How can I get status updates if this site is offline?
You can follow @wikispot_status on Twitter.
Also, you can join us in IRC in channel #wikispot on server irc.freenode.net. However, if we're busy resolving an outage, we're probably not going to be very chatty!
Who maintains the software that runs this site?
Who maintains the hardware that runs this site?
What is your server setup?
As of Mar 7, 2009, we are running on a Xen virtual private server (VPS) named Leo, on Amit's personal hardware. The system has two Opteron 275's (2.2GHz), for a total of four processor cores, 8GB of DDR1-400MHz ECC/Registered memory, and a four drive 1.5TB hardware RAID5 running atop a 3ware 9550SXU (with a battery backup for the write cache). Leo has 4GB of memory, two processor cores, and 300GB of storage to itself.

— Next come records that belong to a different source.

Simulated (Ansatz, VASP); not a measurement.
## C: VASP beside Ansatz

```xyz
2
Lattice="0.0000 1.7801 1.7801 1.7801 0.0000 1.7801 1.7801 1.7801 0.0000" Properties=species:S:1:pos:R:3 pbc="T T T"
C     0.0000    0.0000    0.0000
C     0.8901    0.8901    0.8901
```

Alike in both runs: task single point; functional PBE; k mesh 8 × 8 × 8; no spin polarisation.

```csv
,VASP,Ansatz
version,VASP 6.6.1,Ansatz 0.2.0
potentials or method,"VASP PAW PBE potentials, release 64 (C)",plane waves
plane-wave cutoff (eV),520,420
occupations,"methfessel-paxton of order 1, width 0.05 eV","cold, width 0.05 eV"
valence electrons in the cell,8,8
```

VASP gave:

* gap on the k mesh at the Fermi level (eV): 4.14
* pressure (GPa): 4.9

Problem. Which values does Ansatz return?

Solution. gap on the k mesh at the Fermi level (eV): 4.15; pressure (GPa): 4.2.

The former production server, Baxter, has a 2.0GHz Athlon64 dual core processor (an x2 3200+) with 4GB of ECC memory and 200GB of RAID1 storage. The server is based on a Tyan Transport barebone package and used to run Gentoo Linux. We're planning to move primary serving responsibilities back to Baxter once we purchase some new hard drives for it, and replace Gentoo with Ubuntu 8.04 LTS.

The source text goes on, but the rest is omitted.